Time: 16:45-18:15
Location: Moonstone Building / Ground Floor / Seminar Room F
Attendees of the seminar are invited to join us for socializing at the Heuriger after the talks!
ISTA Speaker: Joscha Henheik
Title: Speed limits in quantum systems
Abstract: In their 1972 seminal paper, Lieb and Robinson proved that information in locally interacting quantum lattice systems can only spread with a finite speed. Hence, their celebrated Lieb-Robinson bound (LRB) formalizes the existence of an effective „light cone“ for the many-body quantum dynamics. Despite being long forgotten, LRBs experienced a great revival in the beginning of the century, as it proved to have several important applications.
In this talk, I will explain a prototypical LRB and discuss a few modern utilizations.
VSM Speaker: Adam Lindström (University of Vienna)
Title: Decoupling a system of PDE's using perturbation theory. A key to uncoupled Dirac-Yang-Mills fields.
Abstract: We will start by describing the Dirac-Yang-Mills system on a closed Riemannian manifold. This is a coupled system of elliptic PDE’s involving connections on and sections of vector bundles over the base manifold. It has its origins in physics where, posed on a spacetime, it constitutes a generalization of Maxwells equations and describes the interaction between fermions (such as electrons or quarks) and a force field (such as the electromagnetic force or the strong force).

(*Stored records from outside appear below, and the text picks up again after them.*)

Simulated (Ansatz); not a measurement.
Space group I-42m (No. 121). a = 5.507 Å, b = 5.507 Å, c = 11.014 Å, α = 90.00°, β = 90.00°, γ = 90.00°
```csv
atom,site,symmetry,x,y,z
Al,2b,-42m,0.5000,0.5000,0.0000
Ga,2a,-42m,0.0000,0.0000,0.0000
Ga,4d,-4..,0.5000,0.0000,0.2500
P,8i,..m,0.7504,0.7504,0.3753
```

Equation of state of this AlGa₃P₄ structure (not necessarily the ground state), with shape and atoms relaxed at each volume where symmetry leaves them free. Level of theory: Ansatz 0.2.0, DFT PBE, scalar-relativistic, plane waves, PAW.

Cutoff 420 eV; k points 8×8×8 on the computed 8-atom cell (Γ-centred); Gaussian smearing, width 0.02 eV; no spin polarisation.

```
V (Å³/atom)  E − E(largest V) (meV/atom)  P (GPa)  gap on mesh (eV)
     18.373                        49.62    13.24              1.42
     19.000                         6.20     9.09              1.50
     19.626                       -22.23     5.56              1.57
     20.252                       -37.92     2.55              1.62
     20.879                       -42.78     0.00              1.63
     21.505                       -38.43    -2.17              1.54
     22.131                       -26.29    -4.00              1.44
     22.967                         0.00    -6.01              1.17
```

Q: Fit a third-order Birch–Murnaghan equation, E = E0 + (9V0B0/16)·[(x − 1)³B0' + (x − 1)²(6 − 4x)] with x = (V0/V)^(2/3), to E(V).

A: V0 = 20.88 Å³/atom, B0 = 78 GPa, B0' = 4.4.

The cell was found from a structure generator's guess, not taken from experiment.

The Dirac-Yang-Mills system are the Euler-Lagrange equations of the Dirac-Yang-Mills action functional. However, this is unbounded in both directions, making proving existence of critical points challenging. In this talk we will therefore present a result which in many cases allows for the Dirac-Yang-Mills system to be decoupled into a pair of equations, the Yang-Mills and the Dirac equation, which are significantly easier to treat and which are separately well-studied in the closed Riemannian setting. We will describe how analytic perturbation theory gives an elegant characterization of this phenomenon.